We have been in a bull market now for what seems like forever. As a result stocks have ticked higher and higher and higher, and right now many are staying away from buying as great buying opportunities are harder and harder to come by. But that being said, are there still great deals to be had for Dividend Growth Investors, and Value Investors alike? I say yes.
There are a slew of consumer staple companies such as BUD, KHC, and GIS that are trading below where I feel their stock price will be eventually.
Anheuser Busch InBev (BUD): I initiated my position in this stock back when it was over $111 per share. Since then the stock has slipped recently below $100. As of this moment the stock has finally ticked back above $100 to $100.24 this morning.
I still like this stock at $115 or below. So if I can free up some more capital, I will ponder whether to send some of it toward purchasing more shares of BUD.
Why do I feel this stock is worth that much? When you have alcoholic brands such as Budweiser, Bud Light, Corona, Michelob and Stella Artois under one roof that is some fire power.

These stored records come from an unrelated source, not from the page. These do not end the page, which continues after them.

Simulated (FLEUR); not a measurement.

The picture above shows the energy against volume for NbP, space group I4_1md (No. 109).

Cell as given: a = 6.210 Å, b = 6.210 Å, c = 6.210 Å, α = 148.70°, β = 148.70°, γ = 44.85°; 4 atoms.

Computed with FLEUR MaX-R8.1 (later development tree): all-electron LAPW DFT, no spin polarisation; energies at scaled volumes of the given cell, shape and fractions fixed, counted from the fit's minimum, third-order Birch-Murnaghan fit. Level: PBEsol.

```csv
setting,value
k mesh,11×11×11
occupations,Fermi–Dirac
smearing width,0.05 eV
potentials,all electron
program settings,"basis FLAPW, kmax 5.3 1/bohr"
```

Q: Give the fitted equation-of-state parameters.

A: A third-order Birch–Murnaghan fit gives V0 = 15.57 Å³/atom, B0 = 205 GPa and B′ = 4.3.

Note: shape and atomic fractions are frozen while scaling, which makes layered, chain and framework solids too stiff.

Not only that, but for the last few years there has been a looming merger of Anheuser Busch InBev and Miller Coors. If that ever comes to fruition, you will have basically every major beer brand under the same roof.
Even if that merger somehow falls through or never finalizes, I feel confident in BUD. It has a yield of over 3%. As a result, my shares of BUD are down 10% from where I bought them, however the beefy dividend has actually made it where overall I’m down just under 3%.
The stock also sports a P/E Ratio of under 25 (24.13), which is nice, and they have increased their dividend for the last 8 years, which is even nicer.
One note to keep an eye on for BUD, is that their dividend payout ratio is currently 103% which could be troubling to future dividend growth, but I’m willing to roll the dice.
Kraft Heinz (KHC) is another consumer staple that has been hammered as far as stock price. Sure there are cheaper options out there for Cheese and Ketchup, but at the end of the day what are the names you recognize? Kraft and Heinz.
Currently the stock is trading under $60/share at $59.91. I absolutely believe this is a steal in the long run. The dividend yield, like BUD, is over 3% and the P/E Ratio is an amazing 6.87.
The company has raised it’s dividend over the last four years, and it’s payout ratio is roughly 67%, so there is still some wiggle room there.
This stock is a good one in my opinion.
And what about General Mills (GIS)?
The stock has a 52-week high of $60.69, yet its trading at $45.21 as we speak. The cereal giant took a beating due to its lack of use of natural ingredients, but it has since made a concerted effort to improve in that department.
Currently the dividend yield is over 4%, and it’s P/E Ratio is a solid 12.39.
Despite it’s drop in price over the last year, I feel this is still a solid stock pick. And for you fellow Dividend Growth Investors, the dividend has grown for 14-consecutive years and the dividend payout ratio is 64.3%, which signals room for growth.
Overall I like BUD, KHC and GIS as long term Dividend Stocks, and I believe they can be had at a great price currently.
Disclosure: I am long on BUD, KHC and GIS.
This should not be considered financial advise as I am not licensed to provide that for anyone. I am just a guy who wants to share his own attempt at becoming financially independent. This should be used as entertainment only.